Coercive Control is Domestic Violence
“Coercive control is more predictive of fatality than extreme violence.” A quote by Lori Chambers, chair of Women’s Studies at Lakehead University writing about a wife batterer (Berry) who, post-divorce was given increasing access to his children by the B.C. Supreme Court and who in December 2017 murdered his 4 and 6 year old daughters. https://vancouversun.com/news/crime/ian-mulgrew-andrew-berrys-convictions-raise-child-protection-issues
“All of (Berry’s) behaviors were about controlling (his wife) and controlling the kids, and they were so obvious. Coercive control is more predictive of fatality than extreme violence. We know that. The stats are really clear. The fact that courts are still looking and saying, ‘Well, you’re not bruised, therefore you must be okay,’ is so archaic.” This quote is from an article in the UBC Law Review, a peer reviewed legal journal (Chambers, Zweep, & Verrelli, 2018). http://www.buildingabiggerwave.org/images/uploads/Paternal_Filicide_and_Coercive_Control_-_Cotton_v_Berry.pdf
The authors go on to frame their article around two erroneous and dangerous assumptions made by family court in custody cases: (1) abuse towards the mother does not make men bad fathers, just bad partners; and (2) contact with fathers, even abusive ones, is assumed to be in the best interest of the children.
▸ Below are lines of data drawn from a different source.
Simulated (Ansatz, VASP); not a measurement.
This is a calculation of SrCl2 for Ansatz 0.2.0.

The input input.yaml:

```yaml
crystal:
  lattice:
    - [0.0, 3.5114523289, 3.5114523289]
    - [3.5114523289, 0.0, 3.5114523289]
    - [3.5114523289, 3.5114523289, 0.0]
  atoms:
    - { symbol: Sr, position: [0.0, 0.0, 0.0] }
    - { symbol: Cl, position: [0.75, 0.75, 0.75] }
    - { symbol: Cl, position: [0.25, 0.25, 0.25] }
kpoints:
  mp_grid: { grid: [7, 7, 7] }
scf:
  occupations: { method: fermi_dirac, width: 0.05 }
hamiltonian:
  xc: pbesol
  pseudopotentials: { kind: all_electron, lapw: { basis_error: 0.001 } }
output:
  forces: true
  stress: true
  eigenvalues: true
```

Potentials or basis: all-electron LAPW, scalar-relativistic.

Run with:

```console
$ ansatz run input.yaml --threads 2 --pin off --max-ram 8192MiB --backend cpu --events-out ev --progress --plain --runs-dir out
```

These beliefs are widely held among the public, lawyers, and the entire judicial system to the point where they are central factors in deciding family law cases. The result being that in what is labeled, “high conflict” cases, (i.e. cases where the woman has experienced domestic abuse) family law is discriminatory against women. Trying to “prove” family violence (the legal term for domestic abuse against a partner) is extremely difficult even if there are police reports documenting physical violence. Making a case for emotional or financial abuse from the father toward his female partner is nearly impossible and deemed irrelevant in custody cases. Let’s examine each of the assumptions above more closely:
Assumption #1: Abuse towards the mother does not make men bad fathers, just bad partners. Decades of social science research have revealed the long lasting harm done to children who witness domestic abuse against their mother. These children are at a greater risk for repeating the cycle as adults and becoming abusers themselves. A boy who sees his mother being abused is ten times more likely to abuse his female partner as an adult. A girl who grows up in a home where her father abuses her mother is more than six times as likely to be sexually abused as a girl who grows up in a non-abusive home.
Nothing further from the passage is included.